When it comes to getting things done, getting people on the boards and councils is the first step

August 2 – While it’s important for taxpayers and citizens to speak up and have their voices heard in reference to decisions made by borough councils and school boards, sometimes the best way to make real change is to get people ON the boards and councils that will uphold quality values and voices. 

On Political Vibe, the weekend show on News Talk 103.7FM, Michele Jansen and Clint Barkdoll talked with Moms for Liberty, a group that works to stand up for parental rights at all levels of government.

They spoke with Michelle Smyers, a member of the Adams County Chapter of Moms for Liberty, who had this to say: “We promote the teachings of the principles of liberty in our homes and community. We engage our communities and our elected leaders on key issues impacting our families. This is why it’s so easy for us to go after school boards and hold them accountable and activate other liberty-minded leaders to serve in elected positions.”

This morning, the Big Talk on First News with Barkdoll, Jansen and Pat Ryan discussed the interview.

Ryan said, “It’s the accountability. And the sheer arrogance and the wagging fingers at taxpayers. You must remember if you want to be on the school board, great. Good for you. Thank you very much for volunteering to do so. That doesn’t give you the right, that doesn’t’ give you the authority and that doesn’t give you the arrogance to wag your fingers at taxpayers. Shame on you. Here’s the other thing that bothers me a great deal. We really need people in the business world getting involved in the community here. When I hear a teacher is on the school board, that really frosts my cupcakes here. I don’t need an alcoholic running a bar much as I don’t need a teacher who is sympathetic and don’t tell me you’re not. I don’t need a teacher on a school board. You’re certainly going to see sympathy to the woes of teachers and educators out there. You can’t tell me that you’re not. There should be some sort of rule that says hey if you’re in that category, you shouldn’t be on the school board.”

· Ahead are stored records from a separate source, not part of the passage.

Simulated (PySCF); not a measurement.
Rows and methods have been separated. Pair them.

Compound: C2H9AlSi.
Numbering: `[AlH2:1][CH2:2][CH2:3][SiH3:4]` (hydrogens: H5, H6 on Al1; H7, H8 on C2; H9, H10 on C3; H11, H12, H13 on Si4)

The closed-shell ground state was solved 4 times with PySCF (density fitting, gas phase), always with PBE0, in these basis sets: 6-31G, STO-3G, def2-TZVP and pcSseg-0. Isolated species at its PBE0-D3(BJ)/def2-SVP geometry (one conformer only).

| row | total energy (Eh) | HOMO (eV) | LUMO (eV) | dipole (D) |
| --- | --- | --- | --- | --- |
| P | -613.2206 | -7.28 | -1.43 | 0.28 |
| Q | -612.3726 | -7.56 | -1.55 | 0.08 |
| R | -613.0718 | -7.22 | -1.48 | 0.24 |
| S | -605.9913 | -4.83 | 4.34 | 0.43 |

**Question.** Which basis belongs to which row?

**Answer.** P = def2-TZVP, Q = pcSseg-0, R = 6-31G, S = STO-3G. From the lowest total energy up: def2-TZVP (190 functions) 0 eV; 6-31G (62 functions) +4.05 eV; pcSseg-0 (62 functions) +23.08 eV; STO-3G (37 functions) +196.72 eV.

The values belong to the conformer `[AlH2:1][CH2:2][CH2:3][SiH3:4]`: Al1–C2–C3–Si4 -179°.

Barkdoll agreed, “I thought for years this is a problem in Pennsylvania. You look at many school boards, you’ve got retired teachers, teachers who teach in other districts and you have board members whose spouses teach in the very district where that member is on the board. It just seems like conflicts of interest all over the place. Getting back to the comment that you played there from that mother, she hit on something that’s the key. They’re going to run for school board seats and if they can parlay this energy into electoral success, there’s where they’re going to get the traction because we know it’s great to show up at meetings and it’s great to make comments, but unless you’ve got the votes on the board to do something, there’s not a lot that can get done. So she’s talking about I think very appropriately, they’re organizing, they’re going to run candidates for these seats when they’re open. I think they’re going to have success and there’s where you’re going to see the real action.”

Jansen pointed out, “Sadly our school boards are not doing and being what they are meant to be. The animosity, the political walls that are put up now. You’re either right or left. You’re either Democrat or Republican. They’re kind as can be to anyone who has an opinion that they share and then the animosity that comes out in such unreasonable, irrational ways when you disagree.”

Ryan said, “You talk about children in diapers. That’s a child right there. Wagging a finger and announcing and throwing your hands up. That’s a child.”

Jansen added, “And refusing to speak to someone because they hold a different point of view.”

Ryan reminded, “I’m a taxpayer! And you work for me!”

Jansen said, “As our friend Simon Campbell says I don’t have to even be polite. I’m here addressing you. You’re the elected official. If you’re doing something wrong, I have every right to call you out in any way I want to. I didn’t even take advantage of that. I actually just called for, please, can we have transparency? Can we have a public dialogue and forum on this? Because there’s obviously a lot of confusion and could we please have some more transparency on that. I’ve been trying to get them to give me their plan on what they’re doing with diversity, equity and inclusion. They won’t give it to me.”

The answers are ask this person. And when you ask that person, the answer is, oh, well, ask this person.

Ryan said, “It’s something straight out of Family Circus where I didn’t do it, not me, not it. And again I go back to YOU. WORK. FOR. ME. Damn it.”

Barkdoll said, “And we know now even with small school districts there are a lot of levels of bureaucracy and as you’re pointing out there’s ways that they can run this through to make it ‘no it’s this person, no it’s that person.’ But ultimately, these are volunteers. Yes, they do run. They need to be prepared to serve. They need to be prepared to be accountable. But look we know it’s hard to get people to run for these positions. Like you’re saying, let’s get some people from the business world. I agree. We should have more people from the business world serving on these boards, but it’s hard. They’re volunteers. They meet a lot. It’s a lot of these committee meetings. It’s a lot of regular meetings. So that’s our system, for better or worse. Hopefully some of these groups that are organizing will be able to recruit people that I think should have a voice on these boards.”